Companies stand to lose far more than productivity when worker's devices lead their minds astray. In some environments, distractions threaten life, limb and property, even if the app or activity dividing the individual's attention is work-related.
Indeed, the source of distraction at a critical moment could be one of the many mobile apps that organizations have adopted in recent years to enhance productivity, lower costs, widen profit margins and increase customer satisfaction. That is one of the reasons that companies seldom issue blanket policies prohibiting the use of mobile devices entirely.
How, then, should companies eliminate the safety and productivity challenges associated with mobile device use without eliminating the mobile devices themselves? Is it better to tackle problems as they occur, addressing incidents one at a time? Or should management take a quantum leap forward, imposing broad policy changes and adopting new tools to support compliance? Which approach delivers the desired outcome, in the most effective way?
Steps and leaps
Most companies are already heavily invested in the incremental steps towards making a safer work environment. Whether it’s daily safety meetings, OSHA training, adjusting safety policies or procedures or introducing new personal protective equipment (PPE) to the workforce, these daily acts reinforce the safety message and deliver the incremental improvements in incident rates the company is looking for.
But, to really impact the business and reduce the occurrence and cost of incidents, especially in times when the level of distraction is at its highest, organizations need to take that quantum leap. For many that means moving past the reliance on policies, training and personal choice and to instead manage mobile device usage with smart technology.
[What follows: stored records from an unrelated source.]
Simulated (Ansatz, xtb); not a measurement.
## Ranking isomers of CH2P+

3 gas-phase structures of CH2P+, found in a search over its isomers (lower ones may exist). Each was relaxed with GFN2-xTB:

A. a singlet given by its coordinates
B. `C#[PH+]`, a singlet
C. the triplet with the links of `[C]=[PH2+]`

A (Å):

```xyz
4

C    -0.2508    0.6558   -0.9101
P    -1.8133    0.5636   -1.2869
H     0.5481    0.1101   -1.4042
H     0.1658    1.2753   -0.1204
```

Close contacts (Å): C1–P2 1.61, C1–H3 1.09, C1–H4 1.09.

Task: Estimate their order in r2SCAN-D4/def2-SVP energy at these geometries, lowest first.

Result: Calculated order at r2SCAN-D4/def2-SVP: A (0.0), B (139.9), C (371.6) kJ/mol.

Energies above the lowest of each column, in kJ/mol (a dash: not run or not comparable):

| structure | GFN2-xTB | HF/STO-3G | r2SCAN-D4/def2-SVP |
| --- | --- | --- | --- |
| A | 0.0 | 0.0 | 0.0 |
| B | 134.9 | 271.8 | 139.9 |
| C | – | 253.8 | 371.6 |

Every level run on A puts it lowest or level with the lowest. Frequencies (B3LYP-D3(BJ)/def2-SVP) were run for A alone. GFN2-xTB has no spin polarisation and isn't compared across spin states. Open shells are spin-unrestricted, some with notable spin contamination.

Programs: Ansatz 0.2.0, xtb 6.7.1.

Supportive technology and artificial intelligence
Smart technology enables a company to achieve the high degree of compliance necessary to improve workplace safety through a mobile device policy. And, it can do so selectively, limiting access to distracting apps and functions only when and where access needs to be managed.
This could include eliminating distractions when an employee is around large machinery, operating heavy equipment or behind the wheel of a company or grey fleet vehicle. Outside of these riskier work environments, the mobile device operates as normal, which fosters employee trust, engagement and satisfaction in the policy.
These smart platforms for eliminating day-to-day mobile device distractions are known as contextual mobile device management technology (CMDM), which makes a smart device as “smart” as possible. The platforms manage the functionality of mobile devices in protected “zones,” which allows companies to develop intelligent usage policies according to how and where work gets done.
Smart devices entering a zone automatically adjust to that zone's mobile application usage policy, suppressing selected applications and functions that can cause a worker to lose focus, increasing the risk to their safety. This proactively eliminates liabilities and can even help to improve productivity rates. The resulting bump in productivity and profitability can be significant.
By using contextual indicators such as location, proximity or movement to intelligently detect when and where a mobile device is being used, CMDM can reduce the amount of time employers spend addressing policy violations. And, any privacy concerns raised by employees are easily addressed, as the technology only manages applications and device functionality in the workplace, on work time, is not designed to track employees and never accesses or records personal data.
More traditional mobile device management solutions may not recognize special locations or circumstances that make them more or less dangerous than a generic standard. Before committing to a solution, decision-makers should ensure that their chosen system supports the use of mobile apps necessary for the business, mitigates distractions, and meets the following business requirements:
· All employees, across all job functions
· All types of devices and operating systems, whether company issued or BYOD
· All work environments and situations such as driving or using heavy equipment
Solace of quantum gains
Employers bear a responsibility to ensure workplace safety, and that obligation extends to easing the distractions posed by mobile devices. Improper mobile device usage and the distractions created by constant notifications can result in increasingly hazardous working conditions, time-consuming supply chain issues and lower productivity rates on the manufacturing floor.
Daily improvements such as employee training and new procedures will create small steps forward in worker safety and productivity but may not be enough to truly move the business forward. The same can be said for heavy handed policies that leave employees disengaged and unproductive– they just don’t work.
In the case of mobile device distraction, rather than relying on policies based on blocking and controlling device usage, companies can embrace intelligent solutions that enable them to remain competitive while establishing a safer and more productive work environment. A contextually aware mobile device management platform paves the way to smoothly increase day-to-day operational safety and productivity and ultimately to achieving big picture business objectives – allowing for a quantum leap forward.